Savage v. McCauley

302 Mass. 457 | Mass. | 1939

Qua, J.

When this cause was here on a previous occasion (Savage v. McCauley, 301 Mass. 162) this court held that the suit was in the nature of an interpleader in which the defendants Somerville Firemen’s Relief Association and John Hancock Mutual Life Insurance Company were mere stakeholders; that the then plaintiffs, John E. Savage, Jr. and Ruth E. Savage, on one side and the defendant McCauley on the other side were rival claimants to the insurance upon the life of John E. Savage; that in such a case any *458claimant must establish the validity of his own claim and may not prevail simply because of the failure of an opposing claimant to maintain his claim; that McCauley had failed to establish her claim, because the trial judge had found that she had been named by the insured as a beneficiary in lieu of his estate either by reason of her own undue influence upon the insured or after he had become mentally incompetent to change his beneficiary; and that the then plaintiffs had failed to establish their claims, because the estate of the insured and not the plaintiffs, who were his next of kin, was named as beneficiary before the attempted change. The rescript from this court directed that both the bill and the counterclaim of McCauley be dismissed, unless the Superior Court should allow an amendment substituting as the sole party plaintiff an executor or administrator of the estate of the insured, and that if such amendment should be allowed further proceedings were to be had in the Superior Court not inconsistent with the opinion.

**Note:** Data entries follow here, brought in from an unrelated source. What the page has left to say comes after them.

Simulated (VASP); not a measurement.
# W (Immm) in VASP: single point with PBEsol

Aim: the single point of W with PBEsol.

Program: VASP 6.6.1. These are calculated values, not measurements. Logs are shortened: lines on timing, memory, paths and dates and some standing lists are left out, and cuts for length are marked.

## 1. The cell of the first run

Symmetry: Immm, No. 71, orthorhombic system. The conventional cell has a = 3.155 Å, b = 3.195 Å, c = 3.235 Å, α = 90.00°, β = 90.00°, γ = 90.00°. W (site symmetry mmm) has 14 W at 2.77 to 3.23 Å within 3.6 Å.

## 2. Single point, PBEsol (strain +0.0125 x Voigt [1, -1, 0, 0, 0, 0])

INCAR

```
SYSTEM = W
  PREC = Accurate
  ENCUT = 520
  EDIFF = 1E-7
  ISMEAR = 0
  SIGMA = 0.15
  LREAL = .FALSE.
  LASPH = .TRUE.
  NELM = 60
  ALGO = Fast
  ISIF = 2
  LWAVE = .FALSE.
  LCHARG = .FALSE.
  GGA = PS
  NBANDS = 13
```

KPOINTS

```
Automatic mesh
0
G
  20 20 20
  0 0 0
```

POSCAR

After the rescript a motion was allowed in the Superior Court substituting as the plaintiff John E. Savage, Jr., administrator of the estate of the insured. Thereupon McCauley moved that the case be retried on its merits on the ground that by reason of the change in the parties plaintiff she was no longer bound by the findings against her. She appealed from an order denying this motion and from a final decree after rescript in favor of the substituted plaintiff. The trial judge dismissed these appeals as “frivolous.” McCauley now also appeals from the order of dismissal and appeals or attempts to appeal from the refusal of requests for reports of material facts in connection with that order and in connection with the denial of the motion for retrial and with the final decree after rescript. She further appeals or attempts to appeal from an alleged order not appearing in. the record denying her request that “the evidence and statements of counsel be reported” and from the refusal of reports of material facts upon the orders denying the requests hereinbefore mentioned.

Notwithstanding this array of appeals the only new *459issue not previously decided and bearing upon the merits of the case is the issue whether the defendant-claimant McCauley was entitled to retry her claim after the parties were changed by substituting as the opposing claimant the administrator of the estate of the insured in place of his next of kin. We see no reason to modify or to discuss matters decided when the case was here before.

There is no sound reason why McCauley should be allowed a second opportunity to establish precisely the same claim to the same insurance which after a full and complete hearing in this very case she failed to establish. The findings heretofore made are still binding upon her. See Pizer v. Hunt, 253 Mass. 321, 331; Shapiro v. McCarthy, 279 Mass. 425, 434; Bucholz v. Green Bros. Co. 290 Mass. 350; Ross v. Colonial Provision Co. Inc. 299 Mass. 39, 41. The formal change in the parties prosecuting a rival claim in no way affected the issues involved in the McCauley claim. If McCauley could not maintain her claim to the insurance when the next of kin of the insured were also claiming it, there is no reason to suppose that she could do any better when the administrator of the insured is the opposing claimant. In either instance she must depend upon her ability to show a title derived from the insured. She has already failed to do that. In Shapiro v. McCarthy, 279 Mass. 425, 431, 432, it was held that a new defendant was not bound by a verdict rendered before he became a party against a defendant for whom he was substituted. There the substituted defendant had never had his day in court. Here McCauley has had her day in court. She is not entitled to another.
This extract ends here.